Let's develop our intuition of how the autoencoder works with a simple two-dimensional example. 

We first generate 10,000 points coming from a normal distribution with mean 0 and variance 1:

library(MASS)
library(keras)
Sigma <- matrix(c(1,0,0,1),2,2)
n_points <- 10000
df <- mvrnorm(n=n_points, rep(0,2), Sigma)
df <- as.data.frame(df)

The distribution of the values should look as follows:

Let's spice things up a bit and add some outliers to the mixture. In many fraud applications, the fraud rate is about 1–5%, so we generate 1% of our samples as coming from a normal distribution, with mean 5 and standard deviation 1:

# Set the outliers
 n_outliers <- as.integer(0.01*n_points)
 idxs <- sample(n_points,size = n_outliers)
 outliers <- mvrnorm(n=n_outliers, rep(5,2), Sigma)
 df[idxs,] <- outliers

The new distribution of points looks like this now:

We will use an autoencoder with a single neural network in the hidden layer. Why not add more? The problem is that if the hidden state has equal or higher dimensions than the input state, we risk that our model might learn the identity function, that is, that the model learns g(f(x))=x everywhere. This is clearly not a very useful outlier identification method. We need to capture the essential features of the data, so that those unusual features would be highlighted later on, hence allowing to detect outliers.

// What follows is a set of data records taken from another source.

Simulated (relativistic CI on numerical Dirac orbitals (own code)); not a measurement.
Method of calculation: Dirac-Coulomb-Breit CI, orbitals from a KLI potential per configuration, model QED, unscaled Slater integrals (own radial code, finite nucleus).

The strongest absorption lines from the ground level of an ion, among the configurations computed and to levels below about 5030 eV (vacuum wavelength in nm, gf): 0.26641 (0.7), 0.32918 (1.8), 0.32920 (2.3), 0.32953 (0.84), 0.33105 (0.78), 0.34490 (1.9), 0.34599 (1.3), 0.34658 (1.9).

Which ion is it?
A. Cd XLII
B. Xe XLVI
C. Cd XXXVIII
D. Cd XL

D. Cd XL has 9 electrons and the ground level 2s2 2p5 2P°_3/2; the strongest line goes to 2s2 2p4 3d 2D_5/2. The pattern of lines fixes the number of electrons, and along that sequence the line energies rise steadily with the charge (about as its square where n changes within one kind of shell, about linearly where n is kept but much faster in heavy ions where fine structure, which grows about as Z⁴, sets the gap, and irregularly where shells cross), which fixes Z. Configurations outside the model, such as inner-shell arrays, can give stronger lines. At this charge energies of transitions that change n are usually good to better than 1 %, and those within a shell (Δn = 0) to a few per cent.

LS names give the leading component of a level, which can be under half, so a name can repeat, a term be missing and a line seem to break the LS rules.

With keras, it is really easy to set up the model, we need an input layer of shape 2, for our two-dimensional example. This is passed to our one-dimensional encoder, using a ReLU activation function and then decoded back into a two-dimensional space:

input_layer <- layer_input(shape=c(2))
 encoder <- layer_dense(units=1, activation='relu')(input_layer)
 decoder <- layer_dense(units=2)(encoder)
 autoencoder <- keras_model(inputs=input_layer, outputs = decoder)

Before using the model, we need to compile it. We need to specify a loss functional, a metric to optimize and an algorithm to perform the gradient descent updates. We will go for the Adam solver, optimizing the classical mean squared error (that works in this problem, but we might need to change it for our particular application) and choose accuracy as the metric to optimize:

autoencoder %>% compile(optimizer='adam',
loss='mean_squared_error',
metrics=c('accuracy'))

Once this is set up, we are ready for training:

# Coerce the dataframe to matrix to perform the training
 df <- as.matrix(df)
 history <- autoencoder %>% fit(
 df,df,
 epochs = 30, batch_size = 128,
 validation_split = 0.2
 )

Using the command, plot(history), we can see how the training went for this example:

So we see that, while the accuracy remains fairly high, there is a mysterious drop during the training. We should not worry too much about it for now, we will come to this issue later. As for the loss, it keeps decreasing as we add more data, which is expected.

Finally, Let's look at the reconstruction. We first generate the predictions from our trained autoencoder:

preds <- autoencoder %>% predict(df)
 colnames(preds) <- c("V1", "V2")
 preds <- as.data.frame(preds)

This is the reconstruction of the points, as per our autoencoder. We will color red those points whose reconstruction is at a (Euclidean) distance larger than three from the original images, and leave the others blue. Why those points? Our autoencoder learned that our dataset had some intrinsic properties (it learned the distribution of the average point), so in those points where the reconstruction error is anomalously large, there might be something worth looking at:

# Coerce back the matrix to data frame to use ggplot later
df <- as.data.frame(df)
# Euclidean distance larger than 3 = sum of squares larger than 9
df$color <- ifelse((df$V1-preds$V1)**2+(df$V2-preds$V2)**2>9,"red","blue")

Finally, we can look at the results with ggplot:

library(ggplot2)
 df %>% ggplot(aes(V1,V2),col=df$color)+geom_point(color = df$color, position="jitter")

The following screenshot shows how well we did identifying unusual points:

In the preceding screenshot, the blue points are the reconstructed images from the autoencoder. We see that it learned correctly that most of the points come from a normal distribution centered at (0,0), as expected. However there are still some points which are normal on the original dataset and where pointed out as unusual. No need to get discouraged from learning autoencoders that soon, the reason for this is that the autoencoder we used is rather simple. We will look at more sophisticated ways to tackle the outlier detection problem with autoencoders.